Design/methodology/approach
The study uses a mixed-method approach to analyze how authorial and external voice is represented through the lexico-grammatical resources from a 93,078-word corpus extracted from various popular science book writings. The authorial and external voice is analyzed by the UAM CorpusTool3.
Findings
The results suggest significant differences between hard and soft disciplines, suggesting that popular science book writings employ discipline-specific lexico-grammatical phrases appropriate to projecting both the authorial voice and that of the external one. The scalability of projecting authorial and external voices seems to depend on whether the topic belongs to a hard or soft discipline. Hard science disciplines tend to insert their voices assertively, while more authors of soft science disciplines tend to treat the proposition in a spectrum of possibilities and give more affordances to the external voice with which they interact.
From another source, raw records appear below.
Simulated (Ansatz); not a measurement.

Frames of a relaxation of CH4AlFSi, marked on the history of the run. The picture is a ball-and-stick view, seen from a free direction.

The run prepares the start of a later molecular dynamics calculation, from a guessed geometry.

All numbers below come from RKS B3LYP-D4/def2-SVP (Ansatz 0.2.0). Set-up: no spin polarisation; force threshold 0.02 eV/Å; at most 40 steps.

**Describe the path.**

Research limitations/implications
Part of this analysis was to interpret the analyzed popular science corpus in the context of writing pedagogy and realize this interpretation within the most recently reported state on scientific writing in Saudi higher education. The literature presently shows a scarcity of English writing programs across Saudi universities. Not all programs have made it mundane to teach scientific writing to (post)graduate students from various scientific disciplines. Designing long-term scientific writing programs is of utmost importance to tackle the writing difficulties, as reported by researchers such as Al-Harbi (2021), who also train students to develop audience-oriented writing skills.
Practical implications
Integrating popular science text in scientific writing programs should be in the early stages and should not remain constant throughout the duration of the course because it is meant as a timely intervention to help (post)graduate students cross over from one genre to the scientific writing genre. It should ideally provide them with the ability to shift the orientation of their writing, accordingly, making them, for example, mindful of the targeted reader. Depending on the type of reader, whether an expert or otherwise, the student-constructed discourse should naturally align with the conventions and the discourse of the discipline.
Originality/value
In multiple reports within the literature, Saudi university students face writing difficulties not only at the undergraduate level but also at the (post)graduate level. Reportedly, they are marred by the lack of communicative, rhetorical function and discourse knowledge, along with linguistic issues in employing appropriate hedging or conjugating a justification for a claim while constructing an academic discourse. Therefore, this study brings an analysis of popular science books and interprets them in light of their viability as teaching materials, in the hope that they diversify the EAP content, ameliorate the writing deficiencies and elicit audience-oriented writing and thinking skills.